These very first days of 2023 find me chewed up and spat out, yet somehow inexplicably alive after the year that just ended. I spent months fighting with myself until, just a few days ago, I finally identified the wound from which I’ve been bleeding. Now all that’s left is to look closely at this pain, to know it, embrace it, and come to terms with it.
This journey has been softened by many beautiful things around me. First and foremost, by family and friends—the people who love you for who you are and believe in you even when you fall and cry. Then rhythm, something I learned from my Steiner school years, has been essential. It grounds you, shields you from storms. And smells, which, more and more as time goes by, make it clear to me that time itself is nothing but an illusion. The smell of new toys. Of arguments. Of intermissions. The smell of seven o’clock in the evening—the calm energy of rest, of coming home, of conversations with loved ones.
And finally, by a wonderful gift the river has given me, as I keep learning to trust it more and more. Letting go, with relief, of that mania for control instilled in all of us since early childhood. A vital flow, which this time took the form of Barbara Pavan, curator and collector, present wherever in the world there is art connected to textiles of any kind.
One of my works, The Elephant Man, will be exhibited thanks to her incredible creative energy and organizational skill, together with the works of 23 other artists from different countries, in an international show titled Notes on This Time. The press release describes it like this:
“From these premises comes this exhibition, which—as the title suggests—is an exploration of our time, its contradictions, its victories and its defeats. A story entrusted to needle and thread, handed back to the viewer through the talent of artists committed to investigating its lights and shadows, confronting its challenges, and reading its many nuances. From political resistance to the new balances between humans and nature, from migration flows to propaganda, from illness to identity, from war to compulsive consumerism, embroidery here becomes, stitch by stitch, the lexicon to give voice to contemporaneity and to offer us a different vantage point on the reality that surrounds us.”
The exhibition will open on January 21 at 6 p.m. in a space that feels as if it were lifted straight from my dreams. It’s called CasermArcheologica and, since 2017, it has been housed in an ancient noble palace in the historic center of Sansepolcro, in the province of Arezzo. It is dedicated to contemporary art, artistic residencies, and social gatherings that primarily involve the local youth.

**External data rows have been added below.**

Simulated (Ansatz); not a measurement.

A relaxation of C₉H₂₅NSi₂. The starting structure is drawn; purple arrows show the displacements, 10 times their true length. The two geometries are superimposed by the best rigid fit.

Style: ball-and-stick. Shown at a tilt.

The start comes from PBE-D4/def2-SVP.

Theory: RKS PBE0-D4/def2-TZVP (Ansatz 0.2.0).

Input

Those who oversaw the restoration of the Palazzo Muglioni rooms did so with rare sensitivity and intelligence. The decadence remains. The antiquity of the building is visible everywhere, and the contrast between the history of the place and the modernity of the art woven into it is striking—each empowering the other. I couldn’t have imagined a more beautiful place for my first embroidery exhibition. Or perhaps I did imagine it, many years ago, when I created a virtual gallery for the works of my previous life, set on the terrace of a Roman palace in San Giovanni.
To say I’m excited is an understatement. The exhibition will run until April 15. I can’t wait to meet the other textile artists and see their works on display. I hope to meet some of the people who follow my work there — I know many of them live outside Italy.